It was purchased eventually by the Landmark Theatre group but still operates mostly the way it has since its inception, with the addition of another movie screen.

In some ways comparable is the Seven Gables (also in the U. District), but I find the screen similar to a long train car: viewing movies there is like sitting in a tunnel and watching images flickering at the far end,,,

It is probably my favorite movie theater in Seattle for several reasons:

(1) The wonderful "parlor" style lobby with its early 20th c. decor and furnishings, nearly all retaining the originals; large Palladian windows with Venetian blinds.

Most movie theaters do NOT have a lobby-parlor of this kind. Once the movie gets out, YOU get out, too, simply because there is NOWHERE to linger--unless your idea of a good place to talk and relax is to sit next to a wall of pinball machines.

(2) The building itself looks out across Roy to the clubhouse of the D.A.R (Daughters of the American Revolution), the Loveless building with its charming shops, and the original buildings of Cornish College of the Arts. It marks the informal "entrance" to the historical Harvard-Belmont district, something non-Seattleites (or at least non-North Capitol Hill residents) probably would not know.

(3) The quality programming (which currently includes the film version of "The History Boys" and "The Queen," both outstanding British releases.

One of the first and most memorable movie moments when I saw Bernardo Bertolucci's "The Conformist" with Jean Louis-Trintignant and Dominque Sanda when it opened the flood of art house, foreign film that began at that time (at least for me) and led to the independent films that seem to carved a large niche of movie-going today.

I can't count the number of fine films I have seen here that would never have been shown at the multiplex.

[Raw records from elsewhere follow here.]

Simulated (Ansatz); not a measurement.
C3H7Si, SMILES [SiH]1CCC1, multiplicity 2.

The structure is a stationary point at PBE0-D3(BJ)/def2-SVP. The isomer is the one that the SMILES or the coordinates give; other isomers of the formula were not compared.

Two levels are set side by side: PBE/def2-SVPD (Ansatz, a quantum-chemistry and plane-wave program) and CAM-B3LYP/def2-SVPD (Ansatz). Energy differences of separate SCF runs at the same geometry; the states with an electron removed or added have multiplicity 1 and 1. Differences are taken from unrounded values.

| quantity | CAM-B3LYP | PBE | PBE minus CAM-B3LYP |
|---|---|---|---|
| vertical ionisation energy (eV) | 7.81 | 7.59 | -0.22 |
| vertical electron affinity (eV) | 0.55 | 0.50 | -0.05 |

The only regret that I have is that the refreshment stand has been moved from the entrance lobby into the living room, as the staff tends to be pretty obstreperous and not really aware that others might not share their sense of humor.

That said, I enjoy spending a half an hour after a movie is over on a rainy afternoon and enjoying some moments of serenity--it sure beats Starbuck's for atmosphere, in my opinion.

Let's hope, perhaps against all odds, that the building is not demolished soon and a 6-story retail-with-condos-a bove or a multiplex cinema doesn't take its place.